Course Homepage: CS106L
1. Welcome#
This class is mainly a brief introduction to the CS106L course, assignment arrangements, a listing of course content, and an introduction to the history of C++ development.
Course Introduction:#
This course mainly introduces modern features of C++, spending little time on basic syntax, and requires a certain language foundation.
Assignment Arrangements:#
There will be seven simple assignments in this course, and the currently available assignments are as follows:
| Assignment Number | Assignment Title | Assignment Link |
|---|---|---|
| Assignment 1 | SimpleEnroll | Go to complete |
| Assignment 2 | Marriage Pact | Go to complete |
| Assignment 3 | Make a class! | Go to complete |
| Assignment 4 | Weather Forecast | Go to complete |
| ... | ... | ... |
Course Content:#
| Number | Course Content |
|---|---|
| 1 | Introduction to C++ features |
| 2 | Initialization, References, Streams |
| 3 | Containers, Iterators, Pointers |
| 4 | Classes, Template Classes, const |
| 5 | Template Functions, Functions, lambda |
| 6 | Operators, Special Member Functions |
| 7 | Move Semantics, Type Safety |
Development History:#
Refer to the slides from the first class.
2. Types and Structs#
Types:#
Basic Types:#
C++ provides the following basic types:
int val = 5; //32 bits
char ch = 'F'; //8 bits
float decimalVal1 = 5.0; //32 bits
double decimalVal2 = 5.0; //64 bits
bool bVal = true; //1 bit
Support for the string type is implemented in the string header file.
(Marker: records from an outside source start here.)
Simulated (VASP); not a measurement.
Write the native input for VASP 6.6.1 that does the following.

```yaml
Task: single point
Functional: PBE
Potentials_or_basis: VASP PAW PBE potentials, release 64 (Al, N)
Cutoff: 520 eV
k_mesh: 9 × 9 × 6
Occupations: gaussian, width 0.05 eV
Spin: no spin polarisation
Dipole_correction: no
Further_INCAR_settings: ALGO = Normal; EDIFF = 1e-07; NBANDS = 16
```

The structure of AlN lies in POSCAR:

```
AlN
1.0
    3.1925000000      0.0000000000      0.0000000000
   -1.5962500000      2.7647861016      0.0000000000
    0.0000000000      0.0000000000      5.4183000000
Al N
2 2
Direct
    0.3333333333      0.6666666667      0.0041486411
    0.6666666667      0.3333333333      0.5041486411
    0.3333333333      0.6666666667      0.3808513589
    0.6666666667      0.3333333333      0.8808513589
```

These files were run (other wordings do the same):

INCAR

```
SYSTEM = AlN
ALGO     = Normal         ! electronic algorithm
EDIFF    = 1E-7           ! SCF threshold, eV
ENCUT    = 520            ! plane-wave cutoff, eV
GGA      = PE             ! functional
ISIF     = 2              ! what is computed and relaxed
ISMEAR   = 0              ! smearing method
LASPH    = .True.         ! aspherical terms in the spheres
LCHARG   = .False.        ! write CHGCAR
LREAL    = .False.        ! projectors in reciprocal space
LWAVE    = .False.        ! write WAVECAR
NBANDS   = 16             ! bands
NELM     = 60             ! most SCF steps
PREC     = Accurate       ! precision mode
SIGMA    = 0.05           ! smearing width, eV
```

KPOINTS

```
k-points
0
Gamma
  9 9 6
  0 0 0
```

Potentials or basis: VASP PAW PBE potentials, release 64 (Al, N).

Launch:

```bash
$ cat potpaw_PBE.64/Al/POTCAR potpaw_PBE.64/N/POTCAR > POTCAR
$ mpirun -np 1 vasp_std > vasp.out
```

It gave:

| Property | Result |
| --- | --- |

std::string str = "Nanomoa";
C++ is a statically typed language, which means that any variable/function, etc., must explicitly declare its type before runtime.
The difference between dynamic and static typing:
- Dynamic Typing: Checks types line by line during code execution, which may lead to some errors at runtime.
- Static Typing: Checks types at compile time before execution, and compilation errors will prevent the program from running. Code in statically typed languages is generally more readable.
In C++, you cannot define multiple functions with the same name, but you can implement different versions through function overloading.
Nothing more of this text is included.